On July 31, ICTP was proud to host, for the second time, Nobel laureate and speaker Roy Glauber
Roy Glauber: A Peek at the Manhattan Project and Beyond

Any mystery-novel buff knows that when a stranger in a dark suit appears, the story's events are about to take an exciting turn. Such was the real case for Harvard Professor and 2005 Nobel Laureate Roy Glauber in October 1943.

Earlier that year, Glauber was an aspiring 17-year-old physicist studying at Harvard University and experiencing the repercussions following Japan's attack on Pearl Harbor. One-by-one, professors and students were leaving for war work, which forced the university to make significant changes to their academic curricula.

In September, Glauber turned 18 and began his part in the war by completing a questionnaire for the National Roster of Scientific Personnel. One month later, as he describes it, a "stranger in a dark suit" appeared at Harvard asking for him personally.

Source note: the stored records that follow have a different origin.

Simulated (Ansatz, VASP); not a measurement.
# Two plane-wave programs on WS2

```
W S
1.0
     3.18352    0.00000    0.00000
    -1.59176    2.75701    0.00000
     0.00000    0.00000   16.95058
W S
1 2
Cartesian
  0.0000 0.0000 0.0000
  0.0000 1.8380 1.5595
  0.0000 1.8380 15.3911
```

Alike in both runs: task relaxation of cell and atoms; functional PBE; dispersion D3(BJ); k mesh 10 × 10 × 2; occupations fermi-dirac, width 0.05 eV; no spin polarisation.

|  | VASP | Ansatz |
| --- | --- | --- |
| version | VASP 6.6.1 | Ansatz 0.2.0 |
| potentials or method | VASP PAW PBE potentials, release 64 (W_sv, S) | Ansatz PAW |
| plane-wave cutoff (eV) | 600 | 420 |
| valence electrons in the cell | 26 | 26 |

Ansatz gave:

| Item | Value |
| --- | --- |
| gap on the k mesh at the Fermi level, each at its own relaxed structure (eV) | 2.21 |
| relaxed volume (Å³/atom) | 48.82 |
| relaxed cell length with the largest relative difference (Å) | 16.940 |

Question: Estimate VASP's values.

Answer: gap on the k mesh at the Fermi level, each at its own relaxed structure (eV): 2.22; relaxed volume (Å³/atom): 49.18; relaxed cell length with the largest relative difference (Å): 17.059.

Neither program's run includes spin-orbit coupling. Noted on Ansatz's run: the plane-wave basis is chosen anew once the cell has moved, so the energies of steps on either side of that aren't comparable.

Following an interview in a shadowy room and instruction to retrieve a ticket in Chicago to an unspecified location in the western United States, Glauber found himself a part of a remote community in Los Alamos, New Mexico that was unlike any other. An intellectual bubble, the community, located in Los Alamos, New Mexico, consisted solely of scientists who all were working on a single, top-secret project - the likes of which had never been attempted and, if successful, could end the war, and did.

Last week, Glauber gave a public presentation at ICTP about the practical side of living in the community and the personal gains he made as an undergraduate physicist working on the Manhattan Project. For example Glauber recalls, with a chuckle, that when it rained in Los Alamos, he and his colleagues would trudge up to their ankles through the sinking mud. He remembers that when the mud dried it took on a brick-like quality that was difficult for them to remove from their shoes and pants.   

As an undergraduate student at the time, Glauber says he worked in a group who studied a limited class of mathematical problems, which involved the development of how a nuclear chain reaction could generate an explosion. The problems included a number of difficult equations, which Glauber discovered some elegant tricks for solving, but only in certain cases.

In the end, he says the cases he considered did not solve the problem of the chain reaction as related to the project. Instead, his solutions were more of an advance in solving that flavor of mathematical equation, which in-and-of-itself Glauber considered a personal accomplishment.

"It was my first clear indication that this was research that nobody had ever done before and I seemed to be having some success with it," Glauber says. "I was only a student up to that point and it made me feel as though this was a field that I could enter. It was encouraging."

During the Manhattan Project, Glauber says he developed as much of an understanding of how physicists work as the mathematics he learned. Studying with and amongst some of the world's intellectual giants of physics and mathematics, like Robert Oppenheimer and Enrico Fermi, might be intimidating for some. Glauber, however, found reassurance from the experience.

"Learning how physicists worked was great," Glauber says. "To see the way they think about things, the way they gather ideas and why they throw out most of the bad ones had a certain real revelation to it. It made me think that I could do it when I had no assurance of that before."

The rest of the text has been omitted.